The Great Tax Shift
The president says his cuts
are simply a way of "giving people their money back."
But the bill will come due one way or another-and lower- and middle-class
households will foot it.
by William G. Gale and Peter
R. Orszag
The American Prospect magazine,
May 2004
The Bush Administration claims that the
guiding principle for its fiscal policy has been "lower income
taxes for all, with the greatest help for those most in need,"
as the White House Web site puts it. The reality is starkly different.

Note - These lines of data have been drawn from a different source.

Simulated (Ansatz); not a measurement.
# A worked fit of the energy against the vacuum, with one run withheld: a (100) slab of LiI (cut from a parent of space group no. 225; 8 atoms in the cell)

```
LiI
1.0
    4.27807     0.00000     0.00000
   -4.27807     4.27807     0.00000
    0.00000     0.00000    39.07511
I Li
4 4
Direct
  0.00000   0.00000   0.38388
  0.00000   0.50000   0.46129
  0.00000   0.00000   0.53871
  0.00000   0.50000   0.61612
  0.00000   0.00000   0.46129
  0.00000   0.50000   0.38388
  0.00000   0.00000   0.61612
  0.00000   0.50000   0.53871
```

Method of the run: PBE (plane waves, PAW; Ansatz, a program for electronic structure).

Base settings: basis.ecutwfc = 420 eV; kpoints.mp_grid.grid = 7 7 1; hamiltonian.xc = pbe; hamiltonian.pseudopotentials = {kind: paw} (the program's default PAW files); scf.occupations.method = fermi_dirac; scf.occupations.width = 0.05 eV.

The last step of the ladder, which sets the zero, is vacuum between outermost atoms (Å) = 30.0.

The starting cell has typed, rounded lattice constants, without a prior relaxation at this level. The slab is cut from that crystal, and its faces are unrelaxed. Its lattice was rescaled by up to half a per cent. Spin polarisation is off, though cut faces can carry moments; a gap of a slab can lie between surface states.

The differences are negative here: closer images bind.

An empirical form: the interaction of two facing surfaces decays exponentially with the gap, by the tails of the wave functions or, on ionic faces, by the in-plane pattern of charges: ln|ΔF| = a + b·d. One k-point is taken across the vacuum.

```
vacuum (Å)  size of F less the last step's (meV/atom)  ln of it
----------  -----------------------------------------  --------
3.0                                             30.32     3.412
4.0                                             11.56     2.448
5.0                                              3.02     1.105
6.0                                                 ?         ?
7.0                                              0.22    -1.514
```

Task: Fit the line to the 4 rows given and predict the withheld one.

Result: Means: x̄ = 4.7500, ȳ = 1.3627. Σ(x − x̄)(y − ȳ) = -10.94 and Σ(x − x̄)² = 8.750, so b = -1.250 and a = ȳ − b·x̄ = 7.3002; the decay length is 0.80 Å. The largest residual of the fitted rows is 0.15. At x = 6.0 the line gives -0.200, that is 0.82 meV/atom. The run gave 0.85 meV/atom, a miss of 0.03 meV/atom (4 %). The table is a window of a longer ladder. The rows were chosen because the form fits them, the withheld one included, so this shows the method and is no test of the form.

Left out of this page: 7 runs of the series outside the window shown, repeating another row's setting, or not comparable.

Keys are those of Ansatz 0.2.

The tax cuts enacted during George W. Bush's presidency shift
the burden of taxation away from upper-income, capital-owning
households and toward the wage-earning households of the lower
and middle classes. For all but the wealthy, this will ultimately
cause substantial harm. Shifting costs to future generations of
workers to finance tax boons for today's owners of capital is
unproductive, unfair, and unwise.
The Bush administration presided over
two major tax cuts, in 2001 and 2003, along with a smaller one
in 2002. Those cuts officially were going to cost the federal
government $1.7 trillion between 2001 and 2014, and to add nearly
$1 trillion in higher payments on the national debt over that
period. That may sound like a lot, but in fact the official estimates
are low, artificially held down by gimmicks, including the ostensible
sunsets of all the tax cuts in 2O10 or before. At least under
the administration's plans, these tax cuts would continue beyond
their official expiration dates. If they are extended, they would
reduce revenue by $3.6 trillion between 2001 and 2014 and cost
a whopping $4.8 trillion when the additional debt service is included.
Without a doubt, and despite White House
rhetoric to the contrary, the direct effect of the tax cuts is
to widen after-tax income inequality. If the tax cuts are extended
into 2011, after-tax incomes will increase by more than 9 percent
for households in the top 1 percent of the income distribution
in that year, by between 2 percent and 3 percent for households
in the middle 60 percent, and by only 0.1 percent for households
in the bottom 20 percent.
Most of the cost from the tax cuts reflects
highly regressive measures, including lower marginal tax rates
for high income households, reduced taxation on capital gains
and dividends, and elimination of the estate tax. These components
provide extremely large benefits to a very small number of households,
but they generate little if any benefit for most families. For
most of the population, wages and salaries represent the vast
majority of income. Capital income is much more significant the
more income one makes. The top 1 percent of the population earns
about one-tenth of the total wage and salary income but almost
half of all the capital income. Shifting away from a tax on all
income and toward a tax on just wages thus moves the tax burden
on to lower earning workers.
That means that the administration's claim-that
the cuts are progressive because high-income households will pay
a higher share of the income tax after the changes than before-is
misleading. It's true that high-income households will pay a higher
share of the income tax, at least in the short run. But changes
in tax shares are not an accurate way of measuring progressivity.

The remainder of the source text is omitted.